We make these steps automatically without being aware of the process. However, acknowledging the phases of this process helps us understand and become more intentional about what’s involved during communication.

Communication Elements

Multiple elements accompany the communication process in a SaaS environment. Here are some of them:

  • Sender: The initiator of communication or the person who sends the message.
  • Receiver: The person on the receiving end of the communication.
  • Message: The information that is being communicated.  
  • Code: The system of symbols used to encode the information.
  • Channel: The medium through which the message is transmitted.
  • Entropy: The noise or interference that may occur during communication. This can vary from a language barrier to a technical glitch.
  • Feedback: The receiver’s reaction, action, or response to the message transmitted by the sender.

Communication Factors

Finally, the communication process is conditioned by multiple factors, such as the:

  • Source of information, referring to the credibility of the message sender.
  • Overall context of communication revolving around the circumstances and reasons why the communication happens.  
  • Background of sender and receiver, focusing on how well messages are formulated and understood.
  • The relationship between sender and receiver highlighting the connection between these two as a factor influencing how the message is transmitted and perceived.
  • Message complexity, indicating the level of difficulty involved in constructing, encoding, and decoding for understanding of the message.
  • And more

In other words, communication is a highly elaborated and multifaceted system requiring meticulosity, adaptability, and precision.

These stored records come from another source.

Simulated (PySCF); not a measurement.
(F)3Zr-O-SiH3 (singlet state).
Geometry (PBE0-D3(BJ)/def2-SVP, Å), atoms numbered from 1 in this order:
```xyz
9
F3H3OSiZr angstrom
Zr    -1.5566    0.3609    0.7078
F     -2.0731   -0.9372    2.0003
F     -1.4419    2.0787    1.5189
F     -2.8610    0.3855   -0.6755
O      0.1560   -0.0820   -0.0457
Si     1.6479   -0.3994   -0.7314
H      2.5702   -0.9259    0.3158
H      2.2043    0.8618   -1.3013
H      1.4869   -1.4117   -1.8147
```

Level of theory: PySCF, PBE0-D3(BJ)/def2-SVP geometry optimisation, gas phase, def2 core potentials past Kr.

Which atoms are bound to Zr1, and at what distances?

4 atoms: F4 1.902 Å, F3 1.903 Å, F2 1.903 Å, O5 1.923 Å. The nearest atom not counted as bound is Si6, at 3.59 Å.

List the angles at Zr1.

That’s especially true in SaaS teams, whose success and growth depend on how well messages are communicated, understood, and acted upon.

The Variable of SaaS Communication Leading To Entropy

Several communication variables will impact the growth of your SaaS. Let’s take them one by one:

Variable 1. Communication agents

SaaS Communication involves multiple internal and external agents, such as:

  • Founders
  • Executives
  • Managers
  • Teams (general)
  • Employees
  • Contractors
  • Freelancers
  • Investors (if that’s the case)
  • Target audiences (general)
  • Leads
  • Prospects
  • Customers
  • Community members
  • Industry leaders
  • And more

The bigger the SaaS company, the more people are involved in the communication process, increasing the chance for entropy.

Increased entropy may lead to situations such as:

  • Errors
  • Misunderstandings
  • Conflicts

Moreover, when more agents are involved, people may be oblivious to the importance of communicating certain information.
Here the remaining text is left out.